Thread Standards Concerns
Restorers of old engines and machinery inevitably run into problems involving thread or fastener standards, the most common being the 1/2-12 UNC standard that appears to have been used before World War I. I have not seen this standard on anything built after about 1918, when it changed to 1/2-13 UNC. In the British Whitworth threads, the 1/2-12 BSW continued until Whitworth was effectively abandoned in favor of metric in the early 1970s. Yet even standard sizes can vary slightly, which leads me to assume that many early manufacturers made their own taps and dies and didn’t always adhere to national standards. In addition to thread standards being “loose,” I have come across nuts or bolt heads with unusual hex sizes, sometimes made to the nearest 1/32 inch.

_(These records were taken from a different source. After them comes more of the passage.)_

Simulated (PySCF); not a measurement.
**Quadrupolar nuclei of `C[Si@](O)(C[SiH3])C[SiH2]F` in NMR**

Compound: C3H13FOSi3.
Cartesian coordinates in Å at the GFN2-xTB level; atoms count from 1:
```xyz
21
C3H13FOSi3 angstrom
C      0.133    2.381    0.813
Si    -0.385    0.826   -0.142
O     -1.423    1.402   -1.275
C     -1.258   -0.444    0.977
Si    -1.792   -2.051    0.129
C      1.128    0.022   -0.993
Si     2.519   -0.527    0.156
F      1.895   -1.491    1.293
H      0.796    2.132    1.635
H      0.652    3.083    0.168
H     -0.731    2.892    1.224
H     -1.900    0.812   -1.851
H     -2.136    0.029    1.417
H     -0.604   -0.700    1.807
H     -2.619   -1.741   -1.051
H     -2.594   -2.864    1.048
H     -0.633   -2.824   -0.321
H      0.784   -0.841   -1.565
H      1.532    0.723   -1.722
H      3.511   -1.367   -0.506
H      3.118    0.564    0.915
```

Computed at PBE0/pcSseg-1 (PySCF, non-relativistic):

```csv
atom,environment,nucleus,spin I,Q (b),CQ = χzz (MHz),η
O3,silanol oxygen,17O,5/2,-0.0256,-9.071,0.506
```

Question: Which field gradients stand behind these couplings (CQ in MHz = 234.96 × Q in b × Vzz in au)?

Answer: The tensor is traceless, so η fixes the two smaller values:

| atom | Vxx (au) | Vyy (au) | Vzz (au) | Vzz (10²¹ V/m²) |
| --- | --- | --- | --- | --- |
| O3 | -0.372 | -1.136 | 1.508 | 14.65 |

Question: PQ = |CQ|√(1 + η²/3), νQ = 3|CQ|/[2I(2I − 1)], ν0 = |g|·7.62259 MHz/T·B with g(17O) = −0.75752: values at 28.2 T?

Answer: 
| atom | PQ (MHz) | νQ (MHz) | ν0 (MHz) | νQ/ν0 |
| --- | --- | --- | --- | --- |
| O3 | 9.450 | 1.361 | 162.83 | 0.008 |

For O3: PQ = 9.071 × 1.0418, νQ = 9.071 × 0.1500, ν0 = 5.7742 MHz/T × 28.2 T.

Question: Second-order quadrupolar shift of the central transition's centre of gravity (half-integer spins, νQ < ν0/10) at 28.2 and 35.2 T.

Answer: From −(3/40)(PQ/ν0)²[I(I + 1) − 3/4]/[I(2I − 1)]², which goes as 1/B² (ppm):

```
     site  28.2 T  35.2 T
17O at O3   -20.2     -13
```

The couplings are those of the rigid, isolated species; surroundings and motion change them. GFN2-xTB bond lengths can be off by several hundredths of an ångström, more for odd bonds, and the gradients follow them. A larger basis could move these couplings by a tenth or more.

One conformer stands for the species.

A frustrating thread-related problem recently occurred restoring a 4 hp Excelsior engine, where I found that all the tapered pipe threads used on the fuel tank, fuel pump, mixer and return circuit were oversized. The threads on a modern fitting bottomed out before they mated up. Clearly, Excelsior made their own taps and chose to make them about 1/32 inch oversized!
To overcome this, I purchased a taper turning attachment for my Hardinge lathe in order to custom make the oversized tapered pipe fittings. This attachment has since come in very handy for producing British Standard Pipe threads. Anyone owning or contemplating owning an English engine will find the common use of BSP threads. In every case the Whitworth thread angle is 55 degrees and in almost every case there is a different number of threads per inch. The basic pipe size and taper are the same, which means you cannot visually tell the difference between NPT and BSP. Don’t make the mistake of thinking a few extra turns of Teflon tape will fix the problem!
NPT and BSP are the only two tapered pipe thread standards in the world. Modern machinery uses one of the two, and you might be surprised to know that machinery (CNC lathes, milling machines, etc.) made in Taiwan or Japan is quite likely to have BSP threads used on the various hydraulic components.
I have experienced some real disasters that occurred at the port of entry where accessories are added before shipment to the end customer. Unfortunately, there is no color coding or distinguishable marks to alert technicians to the lack of interchangeability, and the inevitable happens. I never cease to be surprised at the number of “experienced” engineers and technicians who believe there is a metric pipe thread system or that BSP is metric: neither is true.
Perhaps the most shocking aspect of lack of standardization occurs in the metric thread system. While metric threads don’t show up often in engine restoration, they are out there. I came across two instances of standardization lapses recently. The first showed up when I tapped a metric M-10 x 1.0 hole in a model engine to accept an NGK CM-6 spark plug. The plug was so loose I dared not get it more than finger tight. When I measured the pitch diameter of the threads I discovered that they were 0.006-0.008 inch (0.2mm) undersized.
More recently, I made an adapter to install a modern NGK glow plug into an early Ruston & Hornsby open-crank diesel engine. The published size of the glow plug was M-10 x 1.25 and I ran into the almost identical problem after tapping with an ISO standard tap; the plug fit so loose I couldn’t risk using it. Again, the threads checked out at 0.008 inch (0.2mm) undersized. I sent an email to NGK outlining this problem, but have not received a response.
Having been an engineer and a journeyman machinist for over 60 years (I trained at Rolls Royce’s aircraft engine pision) I have certainly seen my share of peculiar thread problems. Many younger engineers are convinced the metric system is the ultimate in standardization, but as an “old timer” I know that the Whitworth thread standards (no longer used) and the American Unified screw thread systems are the two most standardized in the world, and this results in absolute interchangeability within their respective systems, something that does not happen with metric threads.